Open Banking is a concept that refers to when a financial institution allows third parties, either financial applications or Fintech, to access the financial data of its customers and the functionalities of their bank accounts (with the consent or permission of those customers) to offer personalized financial services.

Difficulties and resistance from some users

Many people have grown up with the idea that banking should have a “secure platform,” and therefore, the financial data of its users should be guarded with the same level of rigor. This idea has created difficulties for open banking to “gain ground” in the financial world. However, some experts have observed that the lack of trust in open banking is due more to the lack of knowledge by users than not wanting to use it. A clear example is that five years after the launch of open banking in the UK, the FCA (Financial Conduct Authority) reports that only seven million people are active users of open banking.

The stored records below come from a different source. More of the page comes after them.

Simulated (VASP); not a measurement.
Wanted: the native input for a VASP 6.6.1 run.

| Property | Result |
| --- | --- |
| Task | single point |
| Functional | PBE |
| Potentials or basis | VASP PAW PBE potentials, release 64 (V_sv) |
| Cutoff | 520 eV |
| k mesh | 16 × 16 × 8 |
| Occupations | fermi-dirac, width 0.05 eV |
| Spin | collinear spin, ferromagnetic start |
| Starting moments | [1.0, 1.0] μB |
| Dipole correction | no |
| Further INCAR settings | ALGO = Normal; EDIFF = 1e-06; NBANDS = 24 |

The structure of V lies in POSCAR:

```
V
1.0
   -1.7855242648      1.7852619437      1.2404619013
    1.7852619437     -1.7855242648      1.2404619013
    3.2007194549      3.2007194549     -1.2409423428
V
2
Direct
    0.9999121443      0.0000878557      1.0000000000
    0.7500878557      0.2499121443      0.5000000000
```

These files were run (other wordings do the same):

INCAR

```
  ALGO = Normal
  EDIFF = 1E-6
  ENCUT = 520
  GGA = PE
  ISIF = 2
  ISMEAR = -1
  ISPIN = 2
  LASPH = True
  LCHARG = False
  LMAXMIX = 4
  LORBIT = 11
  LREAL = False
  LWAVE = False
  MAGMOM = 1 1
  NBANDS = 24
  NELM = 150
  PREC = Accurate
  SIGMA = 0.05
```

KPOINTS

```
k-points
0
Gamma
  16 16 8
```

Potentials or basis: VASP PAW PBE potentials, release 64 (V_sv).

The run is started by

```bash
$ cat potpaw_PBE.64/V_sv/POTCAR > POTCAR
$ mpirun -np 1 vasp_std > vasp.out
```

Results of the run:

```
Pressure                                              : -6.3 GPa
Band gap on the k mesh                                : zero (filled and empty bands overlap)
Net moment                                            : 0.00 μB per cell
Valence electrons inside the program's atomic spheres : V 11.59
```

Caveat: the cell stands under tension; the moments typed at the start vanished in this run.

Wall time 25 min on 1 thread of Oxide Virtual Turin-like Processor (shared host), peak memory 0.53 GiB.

Differences with traditional banking

With traditional banking, only the customer and his respective bank have access to financial data, while open banking allows the sharing of financial data with other financial service providers, which gives customers access to other more innovative and personalized financial services; within this group of financial service providers (external to traditional banking) are Fintech companies, financial apps, merchants, and some digital platforms.

In the words of Chris M. Skinner, open banking is about turning data values into financial values; this means that as people spend and save money, the data about those financial transactions becomes “richer.”  Open banking aids the understanding of how money influences users’ lives, thus creating “smart” money.

Multiple financial service providers

The main characteristic of open banking is that it offers its users a wide range of new financial services, which are created by multiple providers through applications, APIs, and various digital platforms, facilitating access to credit and money management for users with a fluid and efficient interface and interaction.

Financial data in exchange for better services

Open banking requests its user’s data in exchange for providing better service because, through technology, the necessary information is collected, thus enabling the enriching of the data and obtaining a higher knowledge of customers’ financial behavior through automatic learning, which translates into a faster and simpler way of providing customers with offers, credit, and other more personalized financial services.

Financial inclusion

Financial inclusion is another factor that characterizes open banking since by having multiple financial service providers and having the capacity to exchange its clients’ financial data (with a wide variety of providers), open banking can provide more people with access to digital financial tools, which translates into the possibility of offering credit loans and other financial services to people or company that previously did not have access to such services or benefits; this allows for greater financial inclusion, which improves the quality of life of the general population.

Security

Security is an essential factor when it comes to financial services, especially when it comes to customers’ financial data.  On this point, open banking is distinguished by seeking a high level of security, which has been evolving as technology advances, and, above all, by following the guidelines set by different regulatory bodies, which allows the existence of several procedures that protect users and their financial data against possible losses and fraud.

Importantly, in open banking, users have control over access to their financial data and can choose which aspects of that data they wish to share. Users can select with whom to share their data and when to stop sharing it.

However, as mentioned earlier, one of the main obstacles to open banking is the feeling that some people have of a “lack of security and privacy” about their personal information, a problem often associated with its very name (open banking). Because of this, Chris M. Skinner mentions that it would be best to call open banking “smart banking” or “smart money” so that new users can accept it.